It’s obvious that the automobile industry is on the cusp of a technological revolution. Manufacturers and technology companies are working together to reinvent the automobile, much like the way Apple reinvented itself from a computer company to a cultural force or even how Madonna has remained a media icon by constantly adapting to new trends.
Although new technologies and consumer markets are still in their gestation stage, Ford, for example, is making major investments that will transform it from a company that just makes cars to one that touches all aspects of mobility.

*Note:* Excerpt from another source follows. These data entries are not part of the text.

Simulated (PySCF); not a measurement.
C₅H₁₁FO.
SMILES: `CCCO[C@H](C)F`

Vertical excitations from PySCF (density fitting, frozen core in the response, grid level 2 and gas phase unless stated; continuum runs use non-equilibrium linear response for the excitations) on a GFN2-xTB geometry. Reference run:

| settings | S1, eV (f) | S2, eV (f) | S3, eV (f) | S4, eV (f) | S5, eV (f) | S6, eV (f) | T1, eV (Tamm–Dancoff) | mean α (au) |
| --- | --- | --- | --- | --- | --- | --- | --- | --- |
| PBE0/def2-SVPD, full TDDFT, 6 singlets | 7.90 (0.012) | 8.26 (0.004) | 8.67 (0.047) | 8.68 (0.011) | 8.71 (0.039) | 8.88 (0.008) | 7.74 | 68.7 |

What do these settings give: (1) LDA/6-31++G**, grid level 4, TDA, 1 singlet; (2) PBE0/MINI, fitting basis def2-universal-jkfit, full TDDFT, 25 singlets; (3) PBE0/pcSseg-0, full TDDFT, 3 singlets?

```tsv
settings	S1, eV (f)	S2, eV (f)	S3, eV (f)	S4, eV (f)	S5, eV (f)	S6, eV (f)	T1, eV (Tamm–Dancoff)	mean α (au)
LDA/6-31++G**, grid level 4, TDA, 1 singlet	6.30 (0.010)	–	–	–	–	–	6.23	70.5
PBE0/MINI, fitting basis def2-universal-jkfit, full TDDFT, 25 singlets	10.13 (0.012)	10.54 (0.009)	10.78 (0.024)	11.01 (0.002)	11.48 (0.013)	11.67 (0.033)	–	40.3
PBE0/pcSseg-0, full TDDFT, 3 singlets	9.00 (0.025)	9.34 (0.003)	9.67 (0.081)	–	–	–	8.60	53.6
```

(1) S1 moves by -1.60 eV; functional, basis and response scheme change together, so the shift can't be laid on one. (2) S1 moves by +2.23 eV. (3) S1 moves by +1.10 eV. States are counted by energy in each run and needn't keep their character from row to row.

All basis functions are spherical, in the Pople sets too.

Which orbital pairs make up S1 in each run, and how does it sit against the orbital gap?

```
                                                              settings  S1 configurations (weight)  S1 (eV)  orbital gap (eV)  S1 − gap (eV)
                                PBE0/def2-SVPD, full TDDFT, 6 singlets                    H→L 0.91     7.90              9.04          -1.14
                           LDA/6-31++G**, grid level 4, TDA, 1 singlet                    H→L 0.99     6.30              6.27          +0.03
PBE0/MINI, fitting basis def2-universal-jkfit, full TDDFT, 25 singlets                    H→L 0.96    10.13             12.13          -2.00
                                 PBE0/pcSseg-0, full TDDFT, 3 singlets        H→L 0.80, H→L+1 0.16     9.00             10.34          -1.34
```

Technology companies see a driverless world of autonomous or robotic vehicles as a software and artificial intelligence play. For them, the car is a platform, a commodity, like a cell-phone body. You can get the car body anywhere; the real smarts are in the software. The car may be the ultimate mobile device.
As the value of each vehicle becomes more dependent upon the software it contains, tech companies may be in a better position to capture this value than the automakers. New technologies are redefining boundaries between software firms and the lumbering dinosaurs of the automobile industry.
Opinions differ as to when widespread adoption of fully autonomous and commercially viable vehicles will occur. They could dot our roadways in five-to-ten years but saturation will take several decades.
Market penetration may not be uniform; it could start in trucks, for example, before private cars, or even as part of an on-demand commercial ride sharing fleet. In any case, it is not too early to start planning for the roadway management challenges that will be created by autonomous trucks and cars sharing the roads with driver-operated vehicles.
Autonomous vehicle proponents claim they hold the potential to dramatically reduce traffic casualties by eliminating human error. Activities like speeding and driving while texting are deadly. The National Highway Traffic Safety Administration says human error is a factor in 94 percent of fatal crashes. According to the National Safety Council, as many as 40,000 people died in motor vehicle crashes last year, a 6 percent increase over 2015. An estimated 4.6 million people were seriously injured.
When we begin seeing fully driverless cars hinges as much on the regulatory environment as advances in self-driving technology. Autonomous vehicles operating without a steering wheel, brake pedals, and human intervention pose questions about whether regulations can catch up to technological advances.
Market participants argue that realizing the safety benefits of autonomous vehicles will require a single national standard, not 50 sets of rules. Automakers complain that states are moving ahead with their own regulations, creating the potential for a confusing “patchwork” of laws under which autonomous vehicles operate. As of December, California, Florida, Michigan, Nevada, Utah, and the District of Columbia had enacted laws authorizing autonomous vehicle testing under certain conditions. Washington, Ohio, Pennsylvania, and Texas have active testing programs but no legislation.
On the same day Uber started to test its self-driving Volvos near its Bay Area headquarters, the state’s Department of Motor Vehicles ordered the firm to stop because its cars did not have the proper registration for such testing. Uber loaded the cars onto a self-driving truck and sent them to Arizona.
Michigan now allows companies to test self-driving vehicles without steering wheels, pedals or a human that can take over in an emergency. In contrast, California has a rule that self-driving vehicles can only hit the road with a safety driver.
It is uncertain how soon fully autonomous vehicles will enter the mainstream. When they do, avoiding the pushback that, for example, on demand mobility firms such as Uber and Lyft have faced in a variety of cities will require clarifying the proper role of all levels of government within the regulatory landscape. If autonomous vehicles are safer than their driver-operated counterparts, it is imperative that regulators not risk preventable injuries and deaths by unnecessarily delaying their deployment.